Slovak crown recovers from brief slip

THE POLITICAL turbulence and the subsequent collapse of the ruling coalition earlier in February shocked the forex market and took a toll on the Slovak currency, which after hitting record strengths last year started to roll downhill.

The currency took a nosedive, but action by the heads of parliamentary parties (pictured above) to resolve the crisis reassured forex markets.
photo: TASR

THE POLITICAL turbulence and the subsequent collapse of the ruling coalition earlier in February shocked the forex market and took a toll on the Slovak currency, which after hitting record strengths last year started to roll downhill.

In the first 72 hours after the Christian Democrats announced their departure from the ruling coalition on February 6, the Slovak currency lost 40 basis points to SKK37.70 against the euro, its reference currency.

However, the central bank said that the crown would stabilize once the political temperature dropped.

National Bank of Slovakia Governor Ivan Šramko said on February 8 that the sudden dip in the strength of the crown would likely not continue.

"As soon as the proposed political solution [early elections] is approved, the exchange rate will not show high volatility and should remain stable," Šramko said.

Parliament approved early elections in a unanimous vote on February 9.

The NBS has said it will refrain from commenting further on the development of the currency's exchange rate, a standard practice in countries that have joined the ERM II mechanism for adopting the single European currency.

Slovakia tied the crown to the euro and entered the Exchange Rate Mechanism on November 25, seven months earlier than planned. The crown was pegged at the prevailing market exchange rate of SKK38.455 to the euro, and is allowed to fluctuate in a band of plus or minus 15 percent.
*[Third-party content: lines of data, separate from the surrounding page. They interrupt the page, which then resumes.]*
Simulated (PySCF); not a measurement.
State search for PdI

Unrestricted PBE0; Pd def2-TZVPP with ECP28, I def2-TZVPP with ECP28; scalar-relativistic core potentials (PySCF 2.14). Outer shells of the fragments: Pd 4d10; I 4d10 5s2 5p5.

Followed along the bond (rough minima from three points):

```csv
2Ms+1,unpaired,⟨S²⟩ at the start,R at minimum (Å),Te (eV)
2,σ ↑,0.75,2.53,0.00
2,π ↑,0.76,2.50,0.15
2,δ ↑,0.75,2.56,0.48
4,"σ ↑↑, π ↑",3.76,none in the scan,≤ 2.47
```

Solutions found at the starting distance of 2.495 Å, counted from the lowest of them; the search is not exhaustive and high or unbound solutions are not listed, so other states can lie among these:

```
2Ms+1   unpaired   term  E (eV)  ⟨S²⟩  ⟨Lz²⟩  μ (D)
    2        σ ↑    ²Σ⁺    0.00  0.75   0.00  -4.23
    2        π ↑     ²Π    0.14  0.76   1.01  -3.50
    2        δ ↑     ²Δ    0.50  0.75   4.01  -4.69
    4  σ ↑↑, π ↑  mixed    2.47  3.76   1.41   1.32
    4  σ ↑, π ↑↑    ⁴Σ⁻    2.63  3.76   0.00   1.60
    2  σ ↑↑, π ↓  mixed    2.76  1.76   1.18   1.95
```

The Standard & Poor's rating agency has already said that the departure of the Christian Democrats from the ruling coalition, which triggered the shortening of the government's term, would not have an immediate impact on Slovakia's sovereign credit ratings, which remain at 'A' with a stable outlook.

The agency said that Slovakia's stable outlook, which was assigned when its long-term ratings were raised to 'A' from 'A-' in December 2005, still accurately reflects the balance between upside and downside risks to the ratings.

According to the agency, Slovakia continues to make good progress towards joining the Eurozone by 2009, and that a resumption of reform-oriented policies and fiscal tightening would lead to further improvements in the ratings.

"Conversely, if the results of the upcoming general elections were to lead to a policy reversal, an expansionary fiscal stance, or a postponement of accession to the Eurozone, this would lead to downward pressure on the ratings," Standard & Poor's wrote in a statement for The Slovak Spectator.

Financial analysts said that the prospect of early elections could help calm the market.

Zdenko Štefanides, the chief economist of the VÚB Bank, said that Prime Minister Mikuláš Dzurinda had originally faced two options: Either to seek early elections, or to hold on until regular September elections and risk losing popularity by arranging ad hoc support from the opposition.

"Early elections in June were the better choice for the markets. The alternative of a very weak minority government dragging on until September would only have prolonged the pre-election uncertainty, which hurts the markets and investor confidence.

"In the short term the crown may continue to be affected by politics, but in the long term we expect a resumption of appreciation from the koruna," Štefanides told The Slovak Spectator.

"The political tumult and the resulting pause in the appreciation of the koruna may have increased the likelihood of an increase in official interest rates, but the central bank has been signalling that it will tighten monetary policy for some time," he added.

Miroslav Šmál, an analyst with Poštová banka, said that while the coalition crisis and early elections had taken the market by surprise, no radical or long-term weakening of the crown should be expected.

"I don't expect that the long-term appreciation of the Slovak currency will be reversed. However, until early elections are held and the first results are known, the market cannot really expect any records from the Slovak currency," Šmál told The Slovak Spectator.

The analyst said he felt the crown might stabilize at Sk38 to the euro.

"A strong crown can moderate inflation, which at the moment is a very important indicator for Slovakia. It's one of the Maastricht criteria that Slovakia has to meet in order to adopt the euro," he explained.

However, analysts agree that market players are most interested in seeing the economic policies of the new government.

"Bringing elections forward by three months will have no real impact on the underlying economic development of this country. The economic policies of the new government will be far more important," Štefanides concluded.

"All that has happened is that we will learn about them three months earlier than scheduled."